Cleaning House: Watergate and the Limits of Reform
On the morning of August 9, 1974, Richard Nixon signed a statement that no American leader had ever before written: “I hereby resign the Office of President of the United States.” Nixon then walked out to the South Lawn of the White House, boarded the presidential helicopter, and flashed an incongruous victory sign with both hands, bidding farewell to his staff and to the American people.
As his helicopter floated into the sky, Nixon seemed to be fleeing a United States that had hit rock bottom. The post–World War II economic boom had run its course, and unemployment was rising. Arab oil exporters had enacted a humiliating embargo, and the price of oil had nearly quadrupled. Although the last U.S. troops had left Vietnam, the unpopular war had eroded Americans’ trust in government. So had scandal in the White House. In the fall of 1973, Vice President Spiro Agnew had resigned over bribery charges. In the spring of 1974, nearly two years after Nixon’s operatives had been caught breaking into the Watergate office building, the House Judiciary Committee had held the first impeachment hearings of a sitting president in over a century. A month after Nixon’s resignation, President Gerald Ford would pardon his disgraced predecessor, fueling speculation of some sort of quid pro quo. From a high of 77 percent in 1964, Americans’ confidence in their elected leaders, as measured by the Pew Research Center, plunged to 36 percent by the end of 1974.
Yet from these pessimistic depths emerged a powerful wave of government reform. The movement had been gaining steam during Nixon’s presidency, but it took off with the midterm elections in November 1974, which put in power 92 new members of the House of Representatives, 80 percent of them Democrats. The class of 1974 was a diverse group. It included veteran politicians, businesspeople, a consumer activist, a housepainter, a steelworker, and a urologist. But what unified this group was its members’ commitment to restoring public faith in government. The “Watergate babies,” as they were derisively called, had campaigned on a promise to shake up Capitol Hill and had little investment in its traditional protocols. When they were sworn in, in 1975, they joined forces with veteran advocates of reform who had long wanted to modernize the way Congress worked. Only once they had succeeded at that, the veterans lectured them, could they achieve the policy goals they cared about: a complete extrication from Vietnam, civil rights for African Americans, expanded opportunities for women, energy independence, and environmental preservation.
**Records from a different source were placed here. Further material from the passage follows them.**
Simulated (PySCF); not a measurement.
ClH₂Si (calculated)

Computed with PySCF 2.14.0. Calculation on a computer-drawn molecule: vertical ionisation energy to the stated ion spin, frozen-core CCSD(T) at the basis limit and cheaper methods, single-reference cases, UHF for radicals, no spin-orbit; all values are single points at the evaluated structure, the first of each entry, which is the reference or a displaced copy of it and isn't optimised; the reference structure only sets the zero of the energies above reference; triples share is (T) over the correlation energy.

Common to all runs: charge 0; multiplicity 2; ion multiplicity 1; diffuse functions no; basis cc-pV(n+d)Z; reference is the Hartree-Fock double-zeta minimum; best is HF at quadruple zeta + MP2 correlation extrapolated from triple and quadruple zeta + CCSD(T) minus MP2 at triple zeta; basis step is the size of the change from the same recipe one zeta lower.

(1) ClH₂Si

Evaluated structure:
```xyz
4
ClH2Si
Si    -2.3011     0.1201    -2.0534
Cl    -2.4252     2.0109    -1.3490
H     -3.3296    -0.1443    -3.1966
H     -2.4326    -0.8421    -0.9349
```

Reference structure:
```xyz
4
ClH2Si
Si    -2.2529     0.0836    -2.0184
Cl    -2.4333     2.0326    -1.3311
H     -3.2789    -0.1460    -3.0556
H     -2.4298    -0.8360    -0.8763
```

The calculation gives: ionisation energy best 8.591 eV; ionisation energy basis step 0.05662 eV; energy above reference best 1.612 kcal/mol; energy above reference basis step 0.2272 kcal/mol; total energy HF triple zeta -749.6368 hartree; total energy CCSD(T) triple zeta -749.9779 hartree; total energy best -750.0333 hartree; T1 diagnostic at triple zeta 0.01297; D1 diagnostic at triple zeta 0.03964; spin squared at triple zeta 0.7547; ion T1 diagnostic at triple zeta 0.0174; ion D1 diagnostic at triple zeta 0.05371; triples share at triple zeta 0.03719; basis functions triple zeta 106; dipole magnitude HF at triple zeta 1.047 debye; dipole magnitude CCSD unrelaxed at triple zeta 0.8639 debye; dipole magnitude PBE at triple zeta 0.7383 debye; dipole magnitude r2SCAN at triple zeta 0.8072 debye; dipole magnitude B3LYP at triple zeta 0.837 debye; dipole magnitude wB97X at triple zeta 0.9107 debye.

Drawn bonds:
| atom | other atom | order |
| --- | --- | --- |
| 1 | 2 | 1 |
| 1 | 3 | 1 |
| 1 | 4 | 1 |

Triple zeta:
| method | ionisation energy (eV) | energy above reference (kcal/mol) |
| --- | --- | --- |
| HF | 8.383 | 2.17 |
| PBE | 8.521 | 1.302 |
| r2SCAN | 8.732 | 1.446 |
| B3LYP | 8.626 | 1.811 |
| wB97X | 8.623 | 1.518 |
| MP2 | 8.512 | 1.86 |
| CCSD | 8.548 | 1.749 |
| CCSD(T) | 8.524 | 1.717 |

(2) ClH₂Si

Over the course of the 1970s, these youthful idealists ushered in a series of far-reaching reforms. They democratized the operation of the House and the Senate to loosen senior members’ hold over the young bucks. They expanded transparency and accountability to counter unethical behavior. And they tried to make Congress a coequal branch of government to rein in a powerful executive. These reforms marked an important step forward in terms of democratic representation, ethics, and openness. But in many respects, they also backfired, leaving Congress more vulnerable to partisanship and special interests. For would-be reformers hoping to fight corruption and executive overreach today, the lesson is clear: proceed with caution.